WASHINGTON (NYTIMES) - The rejection came swiftly. The celebrations came just as fast.
The Supreme Court's unsigned order Friday (Dec 11) rejecting Texas' bid to toss the results of the presidential election in four states won by Mr Joe Biden unceremoniously ended a case that President Donald Trump had teased only hours earlier as "perhaps the most important case in history".
Democrats cheered the ruling as a symbolic final blow to more than a month of failed legal challenges by Mr Trump and his allies and a victory for the will of voters who delivered Mr Biden 306 Electoral College votes and a margin of more than seven million in the popular vote.
"The will of the people will be heard," New York Attorney-General Letitia James, a Democrat, said on Twitter.
Mr Josh Shapiro, the attorney-general of Pennsylvania and a Democrat, said that the Supreme Court had recognised the lawsuit as a "seditious abuse of the judicial process".
Though legal experts never gave the case much of a chance, it drew support from more than 120 Republican members of Congress and 17 Republican attorneys-general. On Friday night, Senator Ben Sasse of Nebraska was the highest-level Republican to break with Mr Trump and much of his own party in applauding the ruling.
"Since election night, a lot of people have been confusing voters by spinning Kenyan Birther-type, 'Chavez rigged the election from the grave' conspiracy theories," Mr Sasse said in a statement.
"But every American who cares about the rule of law should take comfort that the Supreme Court - including all three of President Trump's picks - closed the book on this nonsense."
Among those who had signed on in support of the lawsuit on Friday was Representative Kevin McCarthy of California, the top House Republican. When the case was dismissed, House Speaker Nancy Pelosi said the lawmakers who signed onto the lawsuit "brought dishonour to the House" and chastised them for choosing "to subvert the Constitution and undermine public trust in our sacred democratic institutions."

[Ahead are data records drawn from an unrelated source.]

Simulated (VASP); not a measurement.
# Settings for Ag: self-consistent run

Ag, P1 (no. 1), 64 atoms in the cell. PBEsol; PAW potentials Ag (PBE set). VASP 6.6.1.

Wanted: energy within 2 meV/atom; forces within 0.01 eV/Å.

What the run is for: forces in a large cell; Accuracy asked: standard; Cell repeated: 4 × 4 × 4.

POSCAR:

The Supreme Court's ruling effectively ended the president's attempts to use the legal system to get a result the voters denied him, leaving him to press his case in the court of public opinion, where his baseless arguments about fraudulent voting have found far more fertile ground than in state and federal courts.
A poll released this week by Quinnipiac University found that more than three-quarters of Republicans believe there was widespread fraud in the election.
Prof Rick Hasen, a professor of law at the University of California at Irvine, said the ruling, while unsurprising, was significant for the country.
"The good news is that our institutions held," Prof Hasen said. "While many Republican legislators and attorneys-general signed onto Texas' anti-democratic effort, Republican election officials who count the votes and Republican judges did not."
Yet even among those who celebrated the outcome of the case, many feared the longer-term impact of Mr Trump's rhetoric on public trust in democracy and the mechanics of elections.
"Pleased with the SCOTUS (Supreme Court of the US) ruling, but also immediately slightly terrified of where this crazy train goes next," Mr Brendan Buck, an adviser to the last two Republican speakers, Mr Paul Ryan and Mr John Boehner, wrote on Twitter.
He later added: "We should know by now there's a bottomless supply of crazy."
Not long after, Mr Allen West, a former congressman and chair of the Texas Republican Party, slashed at the Supreme Court and said in a statement that hinted at secession that "perhaps law-abiding states should bond together and form a union of states that will abide by the Constitution".
Republican Representative of Illinois Adam Kinzinger, called on the Texas GOP to retract the statement and fire Mr West. "My guy Abraham Lincoln and the Union soldiers already told you no," Mr Kinzinger wrote on Twitter.
In recent weeks, Mr Trump has trained his anger at Fox News, the often sympathetic cable network, for accepting the election results, and directed his supporters to Newsmax, which has seen a surge in pro-Trump viewers since Election Day. On Friday, Newsmax anchor Greg Kelly opened his 7pm programme by reassuring his audience: "It's not over."
When a guest, lawyer Alan Dershowitz, depicted Friday's court order as a game-over moment for the president - saying there was now a "close to zero" chance that the Supreme Court might reverse the election results - Mr Kelly objected.
"I've seen stranger things happen in a courtroom," he said, before invoking one of Mr Dershowitz's most famous legal cases: "I've seen O.J. Simpson walk!"
With loss after loss in the courts and multiple recounts showing Mr Biden ahead in the decisive states, Mr Trump's November defeat has been repeated, certified and confirmed enough to keep many Democrats pleased.
"With each loss we get to celebrate the Biden/Harris victory all over again," Mr Ken Martin, a vice-chair of the Democratic National Committee and the state party chair in Minnesota, said. "It's like the gift that keeps on giving."